Near TLV Terminal 3 departures, KSP covers last-minute tech gaps.
KSP in Terminal 3 sits airside in the main duty free zone, so you hit it after security and passport control, not landside. It runs long hours aligned with international departures, which at Ben Gurion often means late-night and early-morning flights. If you realize at 02:00 that your charger is missing, this is one of the few spots still open with electronics on the shelf.
The store focuses on practical tech: cables, power banks, basic headphones, travel adapters, keyboards, and small peripherals tied to Israeli standards and 220V power. Prices track closer to regular KSP street pricing in Israel than typical airport markups, but you still pay a bit more than in a city branch. You won’t find full-size laptops in depth here, but you can usually grab mice, SD cards, and basic accessories fast.

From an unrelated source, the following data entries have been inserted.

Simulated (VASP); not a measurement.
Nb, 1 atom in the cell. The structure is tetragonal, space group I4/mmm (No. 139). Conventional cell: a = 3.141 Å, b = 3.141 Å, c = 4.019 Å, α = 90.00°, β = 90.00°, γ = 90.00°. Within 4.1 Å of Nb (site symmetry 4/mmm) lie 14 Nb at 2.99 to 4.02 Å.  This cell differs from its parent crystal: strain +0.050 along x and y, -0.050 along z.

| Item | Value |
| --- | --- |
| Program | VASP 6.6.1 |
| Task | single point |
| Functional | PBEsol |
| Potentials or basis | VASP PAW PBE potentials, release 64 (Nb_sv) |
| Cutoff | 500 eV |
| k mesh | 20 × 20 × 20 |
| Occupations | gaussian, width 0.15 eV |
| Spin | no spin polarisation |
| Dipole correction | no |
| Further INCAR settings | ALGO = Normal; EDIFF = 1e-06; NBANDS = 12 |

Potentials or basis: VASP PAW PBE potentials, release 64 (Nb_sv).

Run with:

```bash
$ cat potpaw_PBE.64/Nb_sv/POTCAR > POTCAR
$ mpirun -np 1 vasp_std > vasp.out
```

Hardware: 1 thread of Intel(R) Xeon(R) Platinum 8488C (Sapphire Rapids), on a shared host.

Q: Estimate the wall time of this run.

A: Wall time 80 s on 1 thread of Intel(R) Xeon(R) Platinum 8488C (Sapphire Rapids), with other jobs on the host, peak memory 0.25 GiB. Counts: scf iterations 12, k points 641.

Inventory is tuned to short-stay fixes for Terminal 3 passengers, not long browsing sessions. Expect a decent range of USB-C and Lightning cables, wall plugs that fit EU and UK sockets, and power banks that comply with airline battery rules. Staff swap stock frequently around peak departure waves for El Al and other long-haul carriers, so if something’s missing, ask; it may be in the back, not on the front rack.
Practical tip: check your cables and adapter type before leaving your gate area; if anything’s off, KSP in Terminal 3 is the quickest electronics stop before you board.